Fine-Tuning
==========

This guide explains how to fine-tune models using LoRA (Low-Rank Adaptation) in FinLoRA.

Fine-Tuning Process
------------------

FinLoRA uses the Axolotl library for fine-tuning, which is wrapped in a convenient script. The fine-tuning process involves several steps outlined below.

Step-by-Step Fine-Tuning
^^^^^^^^^^^^^^^^^^^^^^^

1. **Navigate to the LoRA directory and fetch deepspeed configs**

   First, navigate to the lora directory and fetch deepspeed configs. The deepspeed configs allow the fine-tuning framework to parallelize fine-tuning across GPUs:

   .. code-block:: bash

      cd lora
      axolotl fetch deepspeed_configs

2. **Add your fine-tuning dataset**

   Add your fine-tuning dataset (e.g., ``your_dataset_train.jsonl``) in the ``../data/train/`` folder.

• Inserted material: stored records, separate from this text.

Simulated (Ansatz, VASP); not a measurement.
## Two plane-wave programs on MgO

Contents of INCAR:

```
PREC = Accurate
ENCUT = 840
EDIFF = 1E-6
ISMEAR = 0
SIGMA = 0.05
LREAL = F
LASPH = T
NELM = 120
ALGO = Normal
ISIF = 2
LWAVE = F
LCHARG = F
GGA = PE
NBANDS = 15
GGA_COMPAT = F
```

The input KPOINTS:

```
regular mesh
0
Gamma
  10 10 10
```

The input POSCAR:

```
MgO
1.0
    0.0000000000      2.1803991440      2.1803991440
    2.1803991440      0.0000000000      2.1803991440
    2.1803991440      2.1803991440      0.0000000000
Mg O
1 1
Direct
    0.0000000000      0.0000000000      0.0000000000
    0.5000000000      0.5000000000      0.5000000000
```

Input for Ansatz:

3. **Configure your LoRA adapter**

   Open ``finetune_configs.json`` and add the configuration for the LoRA adapter you want to create with hyperparameters defined. There are examples you can reference in the file. The following is an example:

   .. code-block:: json

      "your_config_name": {
        "base_model": "meta-llama/Llama-3.1-8B-Instruct",
        "dataset_path": "../data/train/your_dataset_train.jsonl",
        "lora_r": 8,
        "quant_bits": 8,
        "learning_rate": 0.0001,
        "num_epochs": 1,
        "batch_size": 4,
        "gradient_accumulation_steps": 2
      }

4. **Run fine-tuning**

   Run fine-tuning with your configuration by executing the following command:

   .. code-block:: bash

      python finetune.py your_config_name

   For example, to use the existing formula configuration:

.. code-block:: bash

      python finetune.py formula_llama_3_1_8b_8bits_r8

5. **Retrieve your adapter**

   After fine-tuning completes, the adapter will be saved in the ``axolotl-output`` subfolder within the 'lora' folder. Download the adapter files from this directory. You can remove checkpoints to save space.

.. note::
   If you don't have compute resources, you can rent 4 A5000s at a low cost from `RunPod <https://www.runpod.io>`_.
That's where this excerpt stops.